- Madame Merle and Isabel, as the two guests in the house, spend a lot of time together.
- Isabel looks up to Madame Merle in almost every way. She is talented, smart, sensitive, and almost impossibly modest.
- Isabel and Madame Merle go out to stroll in the park, despite the bad weather. Ralph’s illness prevents him from joining them, so they get a lot of intimate time together.
- Isabel reflects on how much she’d like to be like Madame Merle.
- Madame Merle is a talented writer, painter, musician, and embroiderer.
- Madame Merle admits that she has not always been happy. Madame Merle says that she will let Isabel in on a secret story one day.
- Mrs. Touchett says that Serena Merle is incapable of doing wrong. Isabel tells Madame Merle this, and the lady in question says that this is completely based on Mrs. Touchett’s standards of wrong.
- Madame Merle mostly asks Isabel about her life. She enjoys listening to Isabel’s thoughts, and finds the girl altogether delightful.

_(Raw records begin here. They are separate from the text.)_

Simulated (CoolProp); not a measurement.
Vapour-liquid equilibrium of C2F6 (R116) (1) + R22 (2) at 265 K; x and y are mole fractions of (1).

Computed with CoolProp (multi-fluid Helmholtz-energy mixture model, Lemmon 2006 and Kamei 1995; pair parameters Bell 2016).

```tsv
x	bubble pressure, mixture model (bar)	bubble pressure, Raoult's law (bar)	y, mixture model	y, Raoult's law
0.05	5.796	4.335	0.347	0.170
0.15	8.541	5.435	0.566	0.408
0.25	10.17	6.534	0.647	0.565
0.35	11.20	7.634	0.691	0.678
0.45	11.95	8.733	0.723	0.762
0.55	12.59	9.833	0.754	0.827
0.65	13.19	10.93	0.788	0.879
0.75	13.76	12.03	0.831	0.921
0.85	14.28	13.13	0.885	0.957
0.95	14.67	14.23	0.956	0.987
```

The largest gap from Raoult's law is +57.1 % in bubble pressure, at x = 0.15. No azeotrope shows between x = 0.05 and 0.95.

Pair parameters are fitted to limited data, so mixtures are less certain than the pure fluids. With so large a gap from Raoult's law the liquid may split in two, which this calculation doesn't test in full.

- Madame Merle comments on Ralph’s idleness, and says it’s a good thing his illness excuses him. She says she knows a man who lives in Italy who’s even more indolent and delightful than Ralph: Gilbert Osmond.
- Madame Merle predicts Mr. Touchett’s imminent death. She speaks of Ralph in a less than delicate way.
- Madame Merle demonstrates bitterness at not having Isabel’s youth, but Isabel claims that Madame Merle has achieved success.
- Madame Merle puts a great deal of importance on the exterior and possession of things, such as the outward appearance of a house or what someone wears. Isabel disagrees, saying that her clothes should say nothing about her.
- The narrator tells us that Isabel has not specifically discussed Lord Warburton or Caspar Goodwood with Madame Merle, although she did tell her that men have proposed to her.
- Madame Merle leaves to stay with other friends who long anticipate her.
- Mrs. Touchett apologizes to Isabel for inviting her to Gardencourt at such a somber time. Isabel won’t hear it, because she’s happy to have known her uncle.
- Henrietta Stackpole writes to say that she never received word from Lady Pensil, and that she will wait in Paris for Isabel to arrive. She’s still traveling with Mr. Bantling.
- Ralph claims that he can read Henrietta like the back of his hand.
- Isabel sits in the library, watching the doctor outside the window. Ralph enters and announces Mr. Touchett’s death an hour past.